Faced with a eurozone deeply distrustful of Athens after five months of tense meetings, the 40-year-old Tsipras had to agree to demands that critics say rob Greece of financial independence.
"This agreement may pass with (opposition party) votes, but it will never pass the people," the head of a hardline Syriza faction, Energy Minister Panagiotis Lafazanis, said.
If Greece passes it, Europe's next step would be to push the deal through several national parliaments, many in countries that are loath to afford Athens more help.
Germany's Bundestag is likely to vote on Friday, provided the Greek parliament rushes through the four new market-oriented laws by Wednesday.
Despite strong opposition, Tsipras also yielded to a plan to park assets for privatisation worth up to 50 billion euros in a special fund.
Some 25 billion euros of the money in that fund will then be used to recapitalise Greece's cash-starved banks.
There is also a pledge to reverse laws brought in by the Syriza government that run counter to Greece's earlier bailout arrangements in 2010 and 2012.
The deal contains little mention of relieving a Greek debt mountain worth 180 percent of GDP -- a step recommended by the International Monetary Fund -- beyond a vague mention that it should be considered later.
The eurozone must now unite to tackle the immediate problem of finding funds to keep Greece afloat, as the bailout could take months to finalise.
Eurozone finance ministers at a meeting on Monday considered bridge funding to get Greece through coming weeks when it faces several huge debt payments to the ECB and other creditors.
"We have not yet found the 'golden key' to solve this issue," said Eurogroup head Jeroen Dijsselbloem, who was renamed to a second term at the minister talks on Monday.
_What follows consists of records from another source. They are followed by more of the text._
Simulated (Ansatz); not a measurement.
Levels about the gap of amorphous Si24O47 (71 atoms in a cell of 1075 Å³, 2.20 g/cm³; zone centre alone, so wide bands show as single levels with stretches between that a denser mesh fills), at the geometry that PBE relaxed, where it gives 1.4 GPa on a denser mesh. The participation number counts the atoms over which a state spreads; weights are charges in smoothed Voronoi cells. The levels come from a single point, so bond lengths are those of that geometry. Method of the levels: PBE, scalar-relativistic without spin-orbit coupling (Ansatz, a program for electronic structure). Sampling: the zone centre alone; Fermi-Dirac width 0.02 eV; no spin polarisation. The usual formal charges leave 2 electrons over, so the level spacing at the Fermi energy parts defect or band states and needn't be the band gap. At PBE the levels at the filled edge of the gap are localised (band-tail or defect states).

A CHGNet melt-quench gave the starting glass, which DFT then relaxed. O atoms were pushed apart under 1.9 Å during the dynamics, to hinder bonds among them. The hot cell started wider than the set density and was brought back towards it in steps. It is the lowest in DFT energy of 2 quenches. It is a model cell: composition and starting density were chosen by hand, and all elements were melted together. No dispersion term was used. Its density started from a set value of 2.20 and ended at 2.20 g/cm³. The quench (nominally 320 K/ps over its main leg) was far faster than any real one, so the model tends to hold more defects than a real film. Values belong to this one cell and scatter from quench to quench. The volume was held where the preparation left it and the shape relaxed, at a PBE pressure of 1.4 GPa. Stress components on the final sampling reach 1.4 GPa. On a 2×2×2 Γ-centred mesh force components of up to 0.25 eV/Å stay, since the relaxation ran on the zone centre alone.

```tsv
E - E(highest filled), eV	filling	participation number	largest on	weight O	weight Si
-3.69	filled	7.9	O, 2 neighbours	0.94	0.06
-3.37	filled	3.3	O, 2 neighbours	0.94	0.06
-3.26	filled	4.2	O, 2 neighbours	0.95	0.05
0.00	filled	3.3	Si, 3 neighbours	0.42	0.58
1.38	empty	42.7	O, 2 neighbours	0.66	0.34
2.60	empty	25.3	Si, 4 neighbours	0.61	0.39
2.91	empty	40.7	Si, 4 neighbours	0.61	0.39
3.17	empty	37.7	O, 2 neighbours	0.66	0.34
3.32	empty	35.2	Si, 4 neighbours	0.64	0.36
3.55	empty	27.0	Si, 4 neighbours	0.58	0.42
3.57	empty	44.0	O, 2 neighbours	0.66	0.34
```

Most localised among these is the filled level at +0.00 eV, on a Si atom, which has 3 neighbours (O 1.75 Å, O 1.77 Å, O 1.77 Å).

Despite the deal, Greece missed a second debt payment to the IMF in two weeks on Monday, bringing its total arrears to the Fund to about 2.0 billion euros.
The ECB meanwhile has kept Greek banks afloat -- barely -- with emergency liquidity, but has refused to provide extra funds.
The ECB's governing council on Monday held its emergency liquidity assistance for Greece unchanged at around 89 billion euros ($99 billion).
Banks will stay closed in Greece until Wednesday, the country's finance ministry said in a statement.